I start meetings and introductions by inviting participants to share their name and pronoun. Why?
For a cisgender person (a person whose gender is in alignment with the sex they were assigned at birth), there is little to no risk in sharing your pronouns. When you’ve never questioned what pronouns people use for you, or even thought about the idea of pronouns, sharing your pronouns online is easy and costs you nothing. For a person who is transgender or nonbinary, sharing pronouns can be a bit riskier. For a trans or nonbinary person, sharing their pronouns can spark a lengthier conversation or offensive commentary.
That’s why we ask cisgender people to lead the change by sharing pronouns. It normalizes the process, has little risk, and actually makes for a safer environment for everyone.(Adapted from this blog.)
As recently as the last few years, a request to share your pronoun would be rare, if occurring at all, in most workplaces. As more workplaces invest in 2SLGBTQI+ inclusion and gender-inclusive workplaces, pronouns have become a significant focal point. From pronouns listed on email signatures and business cards to pronoun buttons worn by employees and at events.
Here is an image from an event I attended last week. Pronoun stickers were available to add to nametags. This is a great example of an inclusive practice.

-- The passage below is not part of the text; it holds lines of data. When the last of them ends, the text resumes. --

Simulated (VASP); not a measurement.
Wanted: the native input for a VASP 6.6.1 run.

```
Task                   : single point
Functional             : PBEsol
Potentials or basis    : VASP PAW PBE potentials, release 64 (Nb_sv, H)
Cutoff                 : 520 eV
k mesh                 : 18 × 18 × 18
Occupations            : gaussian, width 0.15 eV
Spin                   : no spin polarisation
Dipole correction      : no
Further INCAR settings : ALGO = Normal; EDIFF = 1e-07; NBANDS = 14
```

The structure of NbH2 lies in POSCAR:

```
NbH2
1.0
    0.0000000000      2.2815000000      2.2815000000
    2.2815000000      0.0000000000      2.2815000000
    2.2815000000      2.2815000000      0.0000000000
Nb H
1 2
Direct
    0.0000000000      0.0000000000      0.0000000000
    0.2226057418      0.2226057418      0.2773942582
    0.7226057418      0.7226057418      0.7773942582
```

Pronoun use is so embedded throughout everyday interactions, it is easy to take for granted how much we rely on signals and assumptions for statements. “She will take the lead on the project.” “Make sure you call him to let him know the update.” “Will they be part of the meeting today?”
In addition, many people fall back on gendered language to express respect, formality, and/or convey a customer friendly tone:
- Ladies and gentlemen, welcome aboard and thank you for flying with us this morning.
- Sir, did you want to see this phone or the newer model?
- Ma’am, I can help you at this counter.
Much like our individual names, pronouns are tied to our deepest sense of identity. They articulate who we are and how the outside world should recognize and address us.
Consider the feeling you encounter when someone calls you by the wrong name despite having introduced oneself.
In this situation, most of us are often racked with a sense of invalidation: Didn’t I tell them my name already? Why did they forget? Did they not care enough to know me? Unfortunately, many of those who know the importance of correct pronoun usage are often those who have most experienced the pain and discomfort associated with being misgendered.
Utilizing inclusive pronoun practices in the workplace is vital in building organizational cultures of respect and belonging not just for the 2SLGBTQIA+ community, but for anyone who in some way challenges the traditional model of gender identity and expression.
Meetings present key opportunities to socialize pronouns in everyday operations. They can serve as routine mechanisms to build cultures of respect by informing employees—new and existing—of which pronouns to use when referring to colleagues.
Utilize gender-neutral greetings when addressing groups of people. Choose from a variety of greetings to replace gendered introductions like ladies and gentlemen which can alienate staff who identify differently. Options can include:
- All of you
- Valued guests
Ensure there are opportunities early on for applicants and interviewees to disclose pronouns.
Displaying Pronouns- Email Signatures
It is increasingly common to see the addition of pronouns in email signatures, as more companies are implementing efforts to share pronouns in this way. Email signatures are simple, cost-effective ways for individuals to communicate their personal pronouns to colleagues.
Did you Know?
In 2019, Merriam-Webster added the singular use of the pronoun they to its dictionary to acknowledge the increased adoption of the word by the non-binary community. In 2019, the dictionary named they as its word of the year after internet searches for the term rose by 313% from the previous year (Locker, 2019).
While the non-binary community’s embrace of they is a relatively newer concept, the use of they in singular form is not. In fact, they has been used in singular form for over 600 years because the English language “famously lacks a gender-neutral singular pronoun to correspond neatly with singular pronouns like everyone or someone (Locker, 2019).”
Strategies for inclusion around using pronouns:
- Meetings present key opportunities to socialize pronouns in everyday operations.
- Utilize gender-neutral greetings when addressing groups of people.
Ensure there are opportunities early on for job applicants and interviewees to disclose pronouns.
Email signatures are simple, cost-effective ways for individuals to communicate their personal pronouns to colleagues.